Saturday, August 22, 2009

Grandma and the possum

So my mother just called me to make sure I made it home alive from Mexico, and told me this event in her week.

They had a front blow through Tulsa recently and it brought some much needed rain and really greened everything up. Mom loves animals of all varieties, and spends hours sitting on the patio watching butterflies and bunnies and hummingbirds frolicking amongst the trees, but this week she had a wild animal encounter of a new variety.

One morning just after all the rain came, she took a bag of trash out to the outdoor cans stored at the side of her house. When she lifted the can lid, she saw what was, in her words, "the ugliest, most bedraggled, pathetic-looking animal I've ever seen." Sitting at the bottom of the can, in two inches of garbage and rainwater, was a large possum. It was soaking wet, and so motionless that she thought it was probably dead. It didn't react at all to the lid being removed. She tipped the can and let the water run out, and then rattled the can to try to roust it out, but it just lay there, limp as a noodle. Her heart was broken, and naturally, she became determined to save the poor possum.

She went inside and got a big plate of cat food and set it outside the tipped can. She read on the internet about what possums eat (anything and everything) so she also put a pile of fruits and vegetables out near the cat food. She was heartbroken when the possum didn't move a hair, and showed no interest at all in the banquet she'd laid out. She decided it must be sick or dying, but she went back to her computer to read up more on the world of possums.

As soon as she began to read in depth, she had one of those "DUH!" moments! As we all learned as little kids, when possums are threatened, what do they do? Well of course, THEY PLAY POSSUM!! As soon as she made the connection, she ran back outside, and you can guess it: the cat food was gone, the "possum salad" was gone, and most of all, the possum was gone!
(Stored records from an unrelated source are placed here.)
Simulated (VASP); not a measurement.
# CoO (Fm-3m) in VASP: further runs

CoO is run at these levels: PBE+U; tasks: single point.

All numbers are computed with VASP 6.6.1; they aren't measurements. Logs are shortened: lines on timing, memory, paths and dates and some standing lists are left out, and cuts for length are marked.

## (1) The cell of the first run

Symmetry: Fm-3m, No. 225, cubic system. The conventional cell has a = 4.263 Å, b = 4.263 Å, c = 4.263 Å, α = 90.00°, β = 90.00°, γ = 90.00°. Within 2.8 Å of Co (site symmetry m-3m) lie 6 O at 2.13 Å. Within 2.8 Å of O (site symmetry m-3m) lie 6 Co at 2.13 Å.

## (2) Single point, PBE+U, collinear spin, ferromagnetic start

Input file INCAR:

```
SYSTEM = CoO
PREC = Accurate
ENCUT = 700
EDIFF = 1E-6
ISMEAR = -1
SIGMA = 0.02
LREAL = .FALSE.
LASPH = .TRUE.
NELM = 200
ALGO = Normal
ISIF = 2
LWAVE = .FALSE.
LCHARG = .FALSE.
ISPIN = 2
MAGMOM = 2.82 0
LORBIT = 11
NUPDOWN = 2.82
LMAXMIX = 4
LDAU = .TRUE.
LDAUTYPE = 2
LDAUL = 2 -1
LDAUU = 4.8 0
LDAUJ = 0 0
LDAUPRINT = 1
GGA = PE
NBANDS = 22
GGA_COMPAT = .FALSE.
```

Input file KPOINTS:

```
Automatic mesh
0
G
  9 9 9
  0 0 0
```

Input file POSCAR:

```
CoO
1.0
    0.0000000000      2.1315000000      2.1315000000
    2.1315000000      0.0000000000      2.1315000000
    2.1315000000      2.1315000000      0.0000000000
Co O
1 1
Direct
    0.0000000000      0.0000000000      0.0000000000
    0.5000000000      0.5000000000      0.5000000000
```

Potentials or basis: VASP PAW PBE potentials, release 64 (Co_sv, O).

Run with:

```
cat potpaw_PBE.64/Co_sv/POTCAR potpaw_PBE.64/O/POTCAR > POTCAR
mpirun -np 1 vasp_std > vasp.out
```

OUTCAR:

On that day, in that place in Tulsa, Oklahoma, it was a good day to be a possum.

5 comments:

emma said...

haha. Your story reminded me of a story Tracee wrote about a possum experience that either she or her sister I had.
I wish she'd tell it again. As I recall, I Really LOL.

I wanna hear about your trip!!

Brenda said...

when we lived on a farm the possums would come and eat with the farm cats on a nightly basis. it was not an unfamiliar site for them to be lined up with the cats eating to their hearts content.

Jilly said...

my in-laws were walking through rock creek park earlier this week(think chandra levy's body) when a screaming woman came running down the path. Apparently a rabid fox had attacked her family while they were hiking and they needed help. My MIL called 911 on her old lady cell phone (the one with the GIANT buttons) and helped the authorities navigate to the family. for being unlucky, they're lucky that they got my MIL on a good day. Some days she can't remember her own phone number, muchless 911.

Gail said...

That is why I bring in the cat food every night. If I didn't we'd have possums and raccoon dining al fresco at midnight.

Kathryn said...

http://awkwardfamilyphotos.com/2009/08/21/spic-and-span/

Back in high school, I was in the band practicing marching after school one day, when one of the people who would always hang out in the stands watching us found a possum. It looked 100% dead, so he chucked it in the trash barrel, and we went about our practice. About 10 minutes later, someone yelled, "hey, look!"; the formerly dead possum was now perched on top of the trash barrel, glaring at us. And every single one of us KNEW about possums 'playing possum'; it's just that the thing looked so dead at first that it did not occur to any of us.